Our goal for the first scatter plot is to compare the endorsements a mod receives with the total number of times that mod is downloaded. How are the two measures related to each other? My initial assumption is that they would be heavily correlated, with high total downloads corresponding to high endorsements, but how related will they be and how much variation will there be? Another interesting question is: Which mods stand out within these measures? There are sure to be a few outliers, data points that do not fall within the same area as the majority of points.
Learning Objectives
- Create a scatter plot.
- Use Columns and Rows to add dimensions/measures to a worksheet.
- Format scatter plot points.
- Format chart axes.
What happens if we forget to switch from tags+ to mods? We will be creating a point in the plot for each mod. In mods, one record corresponds to one mod, so this will be a straightforward process. In tags+, many mods will have multiple records, so our default solution would end up adding together the endorsements and downloads for each of these records, creating extremely inflated values based on the number of tags a mod uses. Changing from sum to average values might be the perfect solution to this, although it does add an extra step, but some mods may not have tags at all. These mods would not be in our tags+ dataset. The only solution for this issue (that does not involve creating a new dataset) is to use the mods dataset.
Scatter plots rely more heavily on Rows and Columns than our previous charts did. However, it is not necessary to know how we want the data arranged. We will prove this by adding both our measures to the Rows field.
This is the resulting chart:
Unfortunately, we only have one point on our chart. This is because Tableau does not know how to group our data. By default, it is treating everything in the dataset as one group, and therefore one point, taking the sum of all endorsements and the sum of all total downloads from the dataset. If we want it to do something different, we will have to tell Tableau how to group the data. Do we want a point for each category? For each country? For each mod? Since we do want a point for each mod, we need some kind of unique identifier so that no mods will be accidentally grouped together. This is another situation where Mod ID is extremely useful. In a pinch we could perhaps use the mod names, but we do not have a guarantee that these are always different.
Now we should see a point for each mod. As we can see, endorsements and total downloads are indeed heavily correlated. The most extreme outlier in our dataset, the point at the top right, is for the mod SkyUI, a complete overhaul of the Skyrim user interface.
We will apply several formatting options to make the scatter plot cleaner and easier to use. We will format the points, remove unnecessary grid lines, modify the tooltip, and edit our axes.

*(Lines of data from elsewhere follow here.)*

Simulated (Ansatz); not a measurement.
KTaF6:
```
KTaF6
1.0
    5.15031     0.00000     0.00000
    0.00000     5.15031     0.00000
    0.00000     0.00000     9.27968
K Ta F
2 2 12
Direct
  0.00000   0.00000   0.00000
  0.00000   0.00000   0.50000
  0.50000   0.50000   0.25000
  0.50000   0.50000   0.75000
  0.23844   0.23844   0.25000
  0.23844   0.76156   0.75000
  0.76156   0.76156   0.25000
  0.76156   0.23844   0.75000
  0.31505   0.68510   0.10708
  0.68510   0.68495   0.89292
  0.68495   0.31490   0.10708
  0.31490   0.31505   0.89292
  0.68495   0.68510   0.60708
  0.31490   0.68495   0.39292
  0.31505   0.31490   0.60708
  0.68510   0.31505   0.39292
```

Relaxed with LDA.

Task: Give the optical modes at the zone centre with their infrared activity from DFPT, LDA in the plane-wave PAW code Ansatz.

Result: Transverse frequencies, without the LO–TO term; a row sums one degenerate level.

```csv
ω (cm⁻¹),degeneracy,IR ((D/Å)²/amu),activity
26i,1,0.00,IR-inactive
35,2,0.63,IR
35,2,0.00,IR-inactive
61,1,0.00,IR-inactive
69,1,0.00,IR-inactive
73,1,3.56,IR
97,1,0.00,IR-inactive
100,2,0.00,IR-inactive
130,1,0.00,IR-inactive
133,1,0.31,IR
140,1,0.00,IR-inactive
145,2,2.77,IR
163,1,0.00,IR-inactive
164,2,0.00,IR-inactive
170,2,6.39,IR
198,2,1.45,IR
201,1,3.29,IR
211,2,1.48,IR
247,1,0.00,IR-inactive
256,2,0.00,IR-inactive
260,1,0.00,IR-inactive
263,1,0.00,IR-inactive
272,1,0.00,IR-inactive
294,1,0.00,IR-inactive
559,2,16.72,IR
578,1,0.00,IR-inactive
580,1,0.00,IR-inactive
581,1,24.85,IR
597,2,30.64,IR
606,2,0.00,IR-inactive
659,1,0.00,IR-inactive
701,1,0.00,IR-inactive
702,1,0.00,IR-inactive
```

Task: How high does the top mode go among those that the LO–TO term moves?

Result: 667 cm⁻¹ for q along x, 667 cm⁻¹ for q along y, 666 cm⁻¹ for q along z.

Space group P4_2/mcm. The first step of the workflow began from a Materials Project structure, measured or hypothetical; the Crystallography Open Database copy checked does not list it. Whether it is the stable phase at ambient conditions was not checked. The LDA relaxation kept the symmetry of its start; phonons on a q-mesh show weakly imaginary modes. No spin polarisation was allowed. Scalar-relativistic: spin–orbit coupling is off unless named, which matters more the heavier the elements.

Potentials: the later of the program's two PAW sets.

The circle outlines we are currently using for our data points feel very cluttered to me. Changing them to a simpler shape would make it easier to examine the visualization and understand what is happening. Something the outlines do very well, however, is indicate where there is a lot of point overlap. In the center the overlap is so extreme that we basically have a solid blue blob. If we use a simpler shape, like solid circles, such a blob would not have the same meaning, since we could achieve it with far fewer mods. We will mitigate this slightly by making our points partially transparent. That way we will see darker areas where there is overlap.
As with the bar chart, we have unnecessary grid lines - chartjunk. We will remove these.
Note that this time we do not need to switch to the Columns tab to change Grid Lines there. If you check, you will see that Grid Lines is already set to None. It would seem that the issue we had with bar charts is not an issue for scatter plots.
The biggest issue with our tooltip is that it currently displays Mod ID in addition to endorsements and total downloads. Although Mod ID is useful for telling Tableau how to group and plot our data, it is not a particularly meaningful value, either to us or our audience. Mod name would be much more informative and interesting.
Finally, we will make a few edits to the axes. There are two main changes worth making. The first is making the range fixed. It currently goes up to somewhere between 700,000 and 800,000, but if we filtered the dataset, perhaps showing only mods with the category Books and Scrolls, the endorsements range would adjust to better fit that limited dataset. Without taking note of the changed range, it would look like mods from Books and Scrolls had more endorsements (and total downloads) than they actually did. Keeping the range fixed will eliminate this problem. It does mean we may be left with extra whitespace depending on what subset of mods we are looking at, but I find this a small price to pay.
The other change we will make is to the axis ticks themselves. We have a tick mark every 100,000 endorsements, making for a fairly busy axis. These extra tick marks are not really helping us or our viewers, however. As long as I have a general idea of the range, that is good enough to estimate what is happening in the scatter plot. If I want to know exactly how many endorsements or downloads a mod has, I can hover over the data point and examine the tooltip. We will therefore set larger gaps between tick marks.